The Lord of the Middle Atlas

بِسۡمِ ٱللهِ ٱلرَّحۡمَـٰنِ ٱلرَّحِيمِ

The following is adapted from Signs on the Horizons by Shaykh Harun Michael Sugich. 

“Standing to one side of the room was the strange, majestic figure of Sidi Swalih (q.s.), the founder of his eponymous community, the shaykh of this extraordinary Sufi order and spiritual lord of the Middle Atlas.  He was an incredibly romantic figure, conjuring images of Orson Welles in ‘The Black Rose’.  His most striking feature was his huge, oriental, kohl-laden eyes.  His face was luminous and quite beautiful but also slightly odd.  He moved with the languid ease and authority of a king, which, I suppose, is close to what he was in this district, yet his gestures had a jerky quality that I attributed to his mountain Berber upbringing.  He welcomed us warmly.  We sat and, finally, were served milky coffee and Moroccan biscuits. 

I told him that we had been sent to learn horsemanship and the sacred dance, the hadhrah, also called imarah, of his Sufi order.  The moment I mentioned ‘imarah’, Sidi Swalih’s (q.s.) eyes lit up, he clapped his hands twice and, suddenly, the entire assembly of about 30 men leapt to their feet, formed a huge circle and instantaneously began the most extraordinary hadhrah I have ever seen or experienced.  It was a complex and pulsating dance with an incredible double bounce.  To use the parlance of my American generation, it rocked. 

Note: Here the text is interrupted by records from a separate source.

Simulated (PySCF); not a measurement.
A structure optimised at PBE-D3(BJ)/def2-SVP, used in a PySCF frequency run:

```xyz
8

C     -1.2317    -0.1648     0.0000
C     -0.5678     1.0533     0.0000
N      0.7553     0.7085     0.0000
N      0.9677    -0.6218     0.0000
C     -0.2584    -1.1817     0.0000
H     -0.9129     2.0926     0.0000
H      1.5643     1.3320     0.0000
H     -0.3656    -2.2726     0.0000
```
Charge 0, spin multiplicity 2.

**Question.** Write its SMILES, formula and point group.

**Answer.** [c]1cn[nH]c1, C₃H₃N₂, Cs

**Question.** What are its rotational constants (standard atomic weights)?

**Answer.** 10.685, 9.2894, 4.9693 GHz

Young Hasan was in the circle with us.  On the outside of the circle children about his age or younger gathered.  They were a strange looking collection, many with their heads shaved, presumably against lice, but with tufts of hair left intact, sticking out in odd places from their bald scalps, apparently a pre-Islamic Berber custom.  These children, eyes closed, were swaying and rocking and bouncing at the back of the circle.  It was an utterly bizarre sight.  I glanced over at Hasan who was looking at these rapturous rocking children with wide-eyed wonder. 

When the hadhrah was over, we were all reeling, intoxicated and exhausted.  And then a magnificent feast was served; a sheep upon a huge bed of couscous garnished with fresh vegetables.  While we were eating, bathed in the illuminated backwash of the hadhrah, it dawned on me why we had been waiting for hours. When we arrived unannounced, Sidi Swalih (q.s.) had ordered that a sheep be slaughtered, and a feast prepared in our honour.”